Top Customer Reviews
Witnessing the unjust and horrifying execution of her beloved aunt, Jennet devotes her life to overturning the Parliamentary Witchcraft Act. Jennet travels to America where she faces a series of adventures: such as witnessing the Salem witch trials, being abducted by Indians, starting a sensuous love affair with Benjamin Franklin, all before going back to England to meet Newton. On her return to America she is shipwrecked in the Caribbean and is exposed to the local pirates .Reaching her destination, she continues on her quest to disprove the existence of witchcraft.
This is a very complex novel firmly rooted in the facts of early 18th century history during the time of clashes between superstition (theology) and the scientific theories (Enlightenment Science).
All the characters are engaging especially Jennet although fictional she is portrayed with the same passionate involvement in the natural philosophy found in women of that era. She is a formidable heroine: brilliant, sharp-tongues and courageous.
The author gives a different dimension which is quite inventive and original when he introduces a technique to mirror persecution of witches to the present age. Although this style became clearer further on I found it to be a distraction and I lost interest and saw myself skimming through some paragraphs in search of those that would get back to the core of the story. I can't say that I enjoyed this novel but again I didn't dislike it, the book has a formidable main story.
Most Helpful Customer Reviews on Amazon.com (beta)
For anyone unfamiliar with James Morrow's wildly inventive mind, the opening chapters of THE LAST WITCHFINDER are an audacious revelation. Such brio! Such wit! And with his novel's frankly amazing conceit (it sounds ridiculous when synopsized, but basically, books can write books), I, jaded reader that I am, will confess to being a bit enraptured with this tome.
While no writer, Morrow included, could possibly have kept up the astounding level of quality of his opening, THE LAST WITCHFINDER still stands as a paragon of whimsical and instructive historical fiction. I have no interest in reprising its plot; in fact, I am still in a bit of a funk at the injustice of this book seemingly garnering so little attention.

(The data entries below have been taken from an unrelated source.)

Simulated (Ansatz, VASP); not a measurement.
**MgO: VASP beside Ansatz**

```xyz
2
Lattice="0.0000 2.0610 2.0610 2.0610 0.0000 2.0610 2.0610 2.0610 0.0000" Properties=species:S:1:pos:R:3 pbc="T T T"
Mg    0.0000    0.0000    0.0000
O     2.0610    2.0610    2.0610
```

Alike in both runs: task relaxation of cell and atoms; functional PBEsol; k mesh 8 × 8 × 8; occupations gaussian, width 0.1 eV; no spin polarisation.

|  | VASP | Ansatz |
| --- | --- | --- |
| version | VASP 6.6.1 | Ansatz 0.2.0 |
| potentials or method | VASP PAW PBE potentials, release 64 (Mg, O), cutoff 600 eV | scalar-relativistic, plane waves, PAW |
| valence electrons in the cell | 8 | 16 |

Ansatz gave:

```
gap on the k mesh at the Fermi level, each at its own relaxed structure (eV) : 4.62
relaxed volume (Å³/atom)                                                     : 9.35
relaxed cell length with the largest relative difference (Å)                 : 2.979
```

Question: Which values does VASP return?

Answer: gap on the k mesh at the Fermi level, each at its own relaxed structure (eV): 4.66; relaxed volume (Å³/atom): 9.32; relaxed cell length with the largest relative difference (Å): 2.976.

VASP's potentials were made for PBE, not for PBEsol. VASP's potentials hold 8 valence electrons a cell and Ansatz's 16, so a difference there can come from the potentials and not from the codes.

I'm clutching at straws, but this may be a by-product of the book's cover (too drab?) or its seeming Puritanically-minded topic. Rest assured that not only is this novel top-notch literary entertainment, it is also a series of enlightening and amusing discussions on the nature of science, religion, democratic republics, culture, and, well, I think you get the idea.
And I can't recommend it any more highly than that. Thank you, James Morrow.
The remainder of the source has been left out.